By Josie Cruz-Aliwalas MBM79

 

It is with honor and pride that I claim to have practically grown up and matured, both in my professional and personal life, at the Asian Institute of Management (AIM).  All because of one great teacher in the person of AIM’s former Dean Francisco P. Bernardo, Jr. Apart from our parents, it is our teachers who helped mold our characters, direct our values and work ethics, guide our paths, and inspire us to become the best versions of ourselves.  For me, that teacher, bar none, was Dean Bernardo or Dean JunBer as he was fondly called.

Our first meeting was serendipitous and thesis was something that bound us together. It was summer in my junior year at UP doing thesis research for my Economics degree when, by sheer fate, Dean JunBer hired me as Faculty Secretary.  To cut a long story short, he became my first ever boss and though short the stint was, am eternally grateful to him for his faith in hiring a young working student and the skills I honed under his tutelage.

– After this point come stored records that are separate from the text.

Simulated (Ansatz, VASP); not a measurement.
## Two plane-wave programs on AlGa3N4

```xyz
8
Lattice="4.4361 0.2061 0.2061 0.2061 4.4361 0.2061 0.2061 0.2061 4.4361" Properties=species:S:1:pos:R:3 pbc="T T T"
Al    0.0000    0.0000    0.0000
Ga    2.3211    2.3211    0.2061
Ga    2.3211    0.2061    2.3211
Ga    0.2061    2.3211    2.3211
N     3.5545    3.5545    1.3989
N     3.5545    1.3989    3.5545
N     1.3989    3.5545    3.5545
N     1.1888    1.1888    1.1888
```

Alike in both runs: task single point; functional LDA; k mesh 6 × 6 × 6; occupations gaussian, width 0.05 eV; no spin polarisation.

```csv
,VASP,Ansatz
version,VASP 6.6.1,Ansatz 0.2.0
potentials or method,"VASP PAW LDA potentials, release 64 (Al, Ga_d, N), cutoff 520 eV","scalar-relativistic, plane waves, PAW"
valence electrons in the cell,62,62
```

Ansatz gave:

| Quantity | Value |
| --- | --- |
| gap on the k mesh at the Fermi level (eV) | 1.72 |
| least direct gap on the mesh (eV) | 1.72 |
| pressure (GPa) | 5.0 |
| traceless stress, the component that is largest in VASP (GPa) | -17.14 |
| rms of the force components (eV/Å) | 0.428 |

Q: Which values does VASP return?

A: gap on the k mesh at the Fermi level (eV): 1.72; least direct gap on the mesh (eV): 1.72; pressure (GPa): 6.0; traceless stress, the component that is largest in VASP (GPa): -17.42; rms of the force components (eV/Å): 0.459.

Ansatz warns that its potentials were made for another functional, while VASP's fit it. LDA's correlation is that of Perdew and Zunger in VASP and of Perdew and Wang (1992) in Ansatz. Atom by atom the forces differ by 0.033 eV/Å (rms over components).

As AIM’s Dean of Students, he first opened the doors for equal opportunities in education by ‘relaxing’ AIM’s tight admission policies for MBM students.  Under his helm, the three-year supervisory work experience as minimum background requirement to enter MBM program was reduced to one year, provided the applicant belonged to the upper ten percent of graduating class in college.  And that was how I got into AIM in 1977, when it rained Latin honors awardees among my batch MBM79 (three members had Summa Cum Laude laurels) and where over twenty successful applicants were female. It was also during his initial term as Dean that AIM offered Student Loans and an array of scholarships that benefited my future husband as a full scholarship beneficiary. At AIM, my original Thesis Adviser got hired by a reputable advertising agency midway into my research. The quest for a new thesis adviser led me to none other than Dean JunBer whose mentoring was remarkably worthy that my sponsoring company took interest and financed wholly my research study.

An engineer by profession and background, Dean JunBer was born to teach. An adept Bridge player, he maintained a Poker-face countenance wherein his lectures were not interjected with humor as ice breakers.  Rather, he delivered his Operations and Production Management lessons in a structured, concise, well-defined yet easy-to-understand as well as appreciate manner that his students long remember. He taught us the Input-Transforming Unit-Output framework, “Burred Panels” as a notable Case Method study and the Kepner-Tregoe technique in Problem Solving and Decision Making.  He used Wedding Planning as a PERT-CPM exercise that, truth to tell, my AIM classmate and I used on-point when we got married in December 1978.  It is hard not to be reminded of the renowned “Bernardo Model for Project Management” which I deem deserved to be patented.  He said that in one’s life, it is inevitable to manage a project which distinguishes the role of a Manager versus an ordinary employee.  Under his unique model, a manager only has three management concerns:  Problem to Solve, Decision to Make and Managing a Project, the last of which entailed the list of Things-to-Do.  Indeed, Dean JunBer’s pedagogical skills were nonpareil and his teaching standards so inspiring that my husband followed former’s footsteps and continues to teach exactly the same subjects of discipline (Operations Management and Quantitative Analysis) at the Ateneo Graduate School of Business.

Over the course of my professional life, I had the opportunity to pay it forward and give back to AIM when I became Vice President for Development overseeing the operations of the AIM Scientific Research Foundation.  By then, Dean JunBer and I have come full circle evolving into work colleagues in a prestigious institution which served as training ground of Asian managers. At one time, we both attended the Asia-Pacific Economic Cooperation Summit Meeting in Seoul, Korea as AIM’s official representatives for the Education Sector, an accomplishment I still hold in high esteem to this day.

To my First Boss and Professor who believed in me and influenced me to attain an MBM degree, who helped every step of the way in my ascent up the corporate ladder through valuable work and character references, and who wished for nothing but success in my life, saying Thank You will never be enough.  His exemplary life as a Quintessential Educator is perpetuated in the memories of his students, AIM co-faculty and stakeholders, as well as a multitude of trainees in the business and education sectors.